# Perfect set with no rationals

1. Oct 29, 2009

### Mosis

1. The problem statement, all variables and given/known data
Is there a perfect set that contains no rationals?

2. Relevant equations
A set is perfect if it is closed and contains no isolated points.

3. The attempt at a solution
Why not just take the set of irrational numbers as your whole space? This set is certainly closed as it's the whole metric space, and it contains no isolated points, as the irrationals are dense in themselves.

What's wrong with this? I'm not confident it's correct since this was given as a bonus problem on an assignment, but I can't see what's wrong with my example.
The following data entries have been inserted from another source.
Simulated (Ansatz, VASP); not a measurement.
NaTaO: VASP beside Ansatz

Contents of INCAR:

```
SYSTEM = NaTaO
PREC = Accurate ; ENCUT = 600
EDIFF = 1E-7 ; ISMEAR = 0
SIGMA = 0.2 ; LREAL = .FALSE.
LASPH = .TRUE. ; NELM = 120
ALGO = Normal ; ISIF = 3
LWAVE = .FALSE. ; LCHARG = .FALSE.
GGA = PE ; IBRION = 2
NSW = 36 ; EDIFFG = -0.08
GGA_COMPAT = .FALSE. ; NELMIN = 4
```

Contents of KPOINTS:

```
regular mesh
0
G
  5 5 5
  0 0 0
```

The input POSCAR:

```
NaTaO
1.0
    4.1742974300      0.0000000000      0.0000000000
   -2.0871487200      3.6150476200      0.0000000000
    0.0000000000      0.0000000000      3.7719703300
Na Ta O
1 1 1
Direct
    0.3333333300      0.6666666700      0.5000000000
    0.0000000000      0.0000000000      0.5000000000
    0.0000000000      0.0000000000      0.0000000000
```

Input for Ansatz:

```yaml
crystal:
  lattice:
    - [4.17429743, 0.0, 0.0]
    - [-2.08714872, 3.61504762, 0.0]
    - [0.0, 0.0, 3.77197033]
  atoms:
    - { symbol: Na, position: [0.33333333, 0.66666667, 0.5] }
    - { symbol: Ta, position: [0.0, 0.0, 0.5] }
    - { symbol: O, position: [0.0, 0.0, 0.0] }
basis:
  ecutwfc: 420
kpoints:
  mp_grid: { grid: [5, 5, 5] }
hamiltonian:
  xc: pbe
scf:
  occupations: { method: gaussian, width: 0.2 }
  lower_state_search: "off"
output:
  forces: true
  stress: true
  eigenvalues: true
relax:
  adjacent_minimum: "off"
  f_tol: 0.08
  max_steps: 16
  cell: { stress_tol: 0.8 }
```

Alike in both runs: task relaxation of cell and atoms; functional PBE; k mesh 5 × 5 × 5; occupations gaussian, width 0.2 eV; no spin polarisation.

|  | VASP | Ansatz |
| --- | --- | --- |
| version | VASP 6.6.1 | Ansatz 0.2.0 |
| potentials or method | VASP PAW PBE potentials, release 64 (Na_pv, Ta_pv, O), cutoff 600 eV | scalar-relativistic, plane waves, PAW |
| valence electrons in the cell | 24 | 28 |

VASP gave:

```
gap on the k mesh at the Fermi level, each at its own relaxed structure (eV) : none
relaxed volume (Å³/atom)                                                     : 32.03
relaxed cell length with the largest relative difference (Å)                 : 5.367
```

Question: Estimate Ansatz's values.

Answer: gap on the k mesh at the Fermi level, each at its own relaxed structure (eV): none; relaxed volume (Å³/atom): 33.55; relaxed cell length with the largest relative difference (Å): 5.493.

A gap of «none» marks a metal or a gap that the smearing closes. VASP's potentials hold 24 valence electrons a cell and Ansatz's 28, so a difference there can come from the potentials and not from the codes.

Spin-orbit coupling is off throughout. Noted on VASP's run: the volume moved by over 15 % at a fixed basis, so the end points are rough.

Edit: the prof probably meant for us to find a perfect subset of R with no rationals, 'cause that seems a lot harder and I don't even know where to start. so how might I go about doing that, then?

Last edited: Oct 29, 2009
2. Oct 29, 2009

### rasmhop

I'm pretty sure what is meant is a set perfect in R. The answer is affirmative. The simplest example is $\emptyset$. If you require the set to be non-empty, then you can emulate the construction of the cantor set (consider irrational numbers a,b and enumerate the rationals in [a,b] and then inductively remove an interval around each of them). If you need further help or ideas see the solution at (I suggest you try to construct it yourself before you look):
http://planetmath.org/encyclopedia/ANonemptyPerfectSubsetOfMathbbRThatContainsNoRationalNumber.html [Broken]

Last edited by a moderator: May 4, 2017